For press freedom by Sunanda Deshapriya
‘New freedoms promised by the end of 25-year civil war are still being denied journalists in Sri Lanka, where many who have taken an unbiased stance have paid with their lives’
It is not simply dedication to his job that has led newspaper editor MV Kaanamyl-nathan to not leave his office for five-and-a-half years. In the spring of 2006, gunmen stormed into the building and sprayed automatic fire that killed two employees and left bullet holes in the walls and the table in the conference room that remain to this day.
Since then, two police officers have been assigned to permanent duty outside the building and Mr Kaanamylnathan and his wife have left their three-bedroom home in the city and moved into a small space next to the newsroom. “I don’t go out. The only exception is to go and see my doctor, a heart-specialist, once every three months,” Mr Kaanamylnathan said. “For that, I have to make to make special arrangements.
The plight of Mr Kaanamylnathan and his newspaper Uthayan, (Rising Sun in Tamil), where six members of staff have been killed in the past decade and many others attacked, threatened and harassed in incidents that continue today, is a frightening window into the world of journalism in Sri Lanka.
Campaigners say reporters and media employees here are among some of the most vulnerable in the world; at least 14 have been killed in recent years and many more forced into exile. Several others are missing and unaccounted for. Among the most high-profile of cases was that of Lasantha Wickramatunga, editor of the often-critical Sunday Leader, who was murdered in January 2009. Nobody has yet been charged with the killing.
The troubles at Uthayan, established in 1986 to appeal to working-class Tamils, did not end after police were deputed to guard the premises. A driver was killed several months later and a talented young reporter – recruited because senior correspondents declined to come to the office anymore – was shot dead the following year on his way to work. Most recently, the paper’s news editor, Gnanasundaram Kuganathan, was severely beaten by two men armed with iron bars as he left the office in July.
He has since left Sri Lanka and is staying in Europe. It is unclear when he will return. “It’s a miracle that I survived. I was beaten almost to death,” he said after the attack.
Mr Kaanamylnathan’s newspaper is owned by a Tamil member of parliament. While it insists its news coverage is unbiased, he does not hide the fact that the publication supports the cause of Tamil nationalism. Yet over the years, the newspaper has faced threats from the Sri Lankan military, Tamil militants and unidentified thugs allegedly linked to pro-government paramilitaries.
Between 1990 and 1995, the city of Jaffna, located at the very tip of Sri Lanka, was controlled by the Liberation Tigers of Tamil Eelam (LTTE), whose decades-long insurgency for a Tamil homeland was crushed in 2009.
“We have a relationship with all parties, even the military. We carry all the stories and all the statements,” said Mr Kaanamylnathan, whose wife pays a weekly visit to the couple’s house to make sure all is well. “The government is saying there is no problem, but the opposite is the case.”
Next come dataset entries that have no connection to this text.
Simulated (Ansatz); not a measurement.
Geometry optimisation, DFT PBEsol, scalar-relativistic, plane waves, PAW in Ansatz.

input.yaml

Campaigners say President Mahinda Rajapaksa has failed to act to protect journalists and in many cases is responsible for a crackdown on dissent. Several journalists have disappeared without trace, among them Prageeth Eknaligoda, a political analyst and cartoonist from Jaffna, who was kidnapped in Colombo in January 2010, just two days before the presidential election. He worked for the LankaeNews website.
The journalist’s wife, Sandya, said there had been no news about her husband and no apparent progress with the case. The police claimed they were still investigating but did not appear to be very interested, she said. She has written to everyone from the President to the country’s human rights commission but, she said,no one had offered help.
“I have two children and both of them know that their father is missing. But we [are trying] our best to find him,” said Mrs Eknaligoda. “We know he is alive somewhere. I urge the government to find him. We are suffering because now we don’t have any income.”
More recently, the news editor of The Sunday Leader, Frederica Janz, was threatened after giving evidence in the court case of former army chief Sarath Fonseka, who was last week jailed for three years after being convicted of accusing the President’s brother of committing war crimes during the final stages of the war to defeat the LTTE. “We will not spare you,” said a handwritten note sent to her home in the capital.
Campaigners say that since his re-election Mr Rajapaksa appears to be tightening his grip on dissent. In recent weeks, the government has blocked access to websites, including that of the main opposition party, the UNP. A statement issued at the time by the Ministry of Mass Media and Information said a survey it carried out had revealed that certain websites were in violation of laws designed to protect against defamation and character assassination.
“We saw no ‘peace dividend’ after the end of the war, and what we’ve seen since is a crackdown on media that seems aimed at consolidating political power in the President’s office and his circle of advisers,” said Bob Dietz, Asia programme director at the Committee to Protect Journalists (CPJ). “The situation looks quite bleak.”
The moves by the government to try to control online media, a recently new development, were addressed in a report by the Centre for Policy Alternatives, an NGO based in Colombo. “The censorious attitudes towards media freedom and the freedom of expression more generally are increasingly evident in the online sphere,” it said.
“The insidious attempts to regulate online content; block websites; the attacks on journalists…and repeated statements from government officials threatening those who provide alternative and dissenting views do not bode well for the future of online freedom of expression in the country.”
The minister for mass media and information, Dr Keheliya Rambukwella, could not be reached for comment, but the government has always adamantly denied any involvement in attacks on journalists. Among the goals of its national media policy is to “safeguard the right of all citizens to express their views via any and all media and to receive, provide and gather information required for the proper functioning of society”.
After the attack on his office in 2006, Mr Kaanamylnathan took a decision not to repair either the bullet holes in the yellow walls nor the plastic-topped table, around which the senior journalists gather every afternoon do decide what stories will appear on the following day’s front page. He said: “We have kept it like this because if we did not, people would not believe us.”
A government-appointed body set-up to look into the civil war has reportedly concluded no state should be asked to “suspend military operations aimed at rescuing civilians forcibly held by a heavily armed terrorist group”.
The Island newspaper, known to be close to the government, said the Lessons Learnt and Reconciliation Commission (LLRC) had noted that while humanitarian law prohibits the targeting of civilians, it permits com-bat operations to rescue “hostages”. The report is not yet public.
A UN panel concluded there were “credible allegations” both government troops and the LTTE committed war crimes. It said tens of thousands of civilians may have died and called for an independent inquiry. The government dismissed the claims and established the LLRC.